By Mona Charen
The President’s Commission on (deep breath) Intelligence Capabilities of the United States Regarding Weapons of Mass Destruction has issued its report. True to predictions, it indicts the CIA and other intelligence agencies for giving the president and Congress information that was “dead wrong” and accompanying this intelligence with a promise that the agencies had 90 percent confidence in its accuracy.
Here, at last, is the accounting that has been wanting since our forces scoured the Iraqi countryside and found not a single WMD.
Specialists at missing the point, some members of the White House press corps demanded of the commission co-chairmen, former Sen. Chuck Robb and Judge Larry Silberman, whether the Bush administration was not really at fault for “pressuring” the intelligence agencies to produce estimates consonant with the administration’s preferred policies.
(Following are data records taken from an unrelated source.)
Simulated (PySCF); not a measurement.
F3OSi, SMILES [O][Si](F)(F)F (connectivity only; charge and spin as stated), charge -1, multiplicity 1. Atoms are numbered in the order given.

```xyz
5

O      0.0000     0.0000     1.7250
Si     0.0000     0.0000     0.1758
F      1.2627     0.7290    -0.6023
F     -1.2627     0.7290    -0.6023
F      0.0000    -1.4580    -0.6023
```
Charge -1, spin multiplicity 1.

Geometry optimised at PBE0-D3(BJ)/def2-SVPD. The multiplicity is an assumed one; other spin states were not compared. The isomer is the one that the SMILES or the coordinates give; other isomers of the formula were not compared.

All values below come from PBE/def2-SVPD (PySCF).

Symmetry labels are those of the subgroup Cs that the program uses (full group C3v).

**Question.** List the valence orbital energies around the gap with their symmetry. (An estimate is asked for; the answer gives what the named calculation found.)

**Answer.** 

There were references to Vice President Cheney’s famous ride to Langley to discuss the Iraq situation — a visit many antiwar types were convinced had the effect of strong-arming the agency to tailor its intelligence to the administration’s pattern.
This the chairmen stoutly deny. As the transmittal letter makes clear “… the commission found no indication that the intelligence community distorted the evidence regarding Iraq’s weapons of mass destruction. What the intelligence professionals told (the president) about Saddam Hussein’s programs was what they believed. They were simply wrong.”
Later, the report notes that “the intelligence community did not make or change any analytic judgments in response to political pressure to reach a particular conclusion, but the pervasive conventional wisdom that Saddam retained WMD affected the analytic process.”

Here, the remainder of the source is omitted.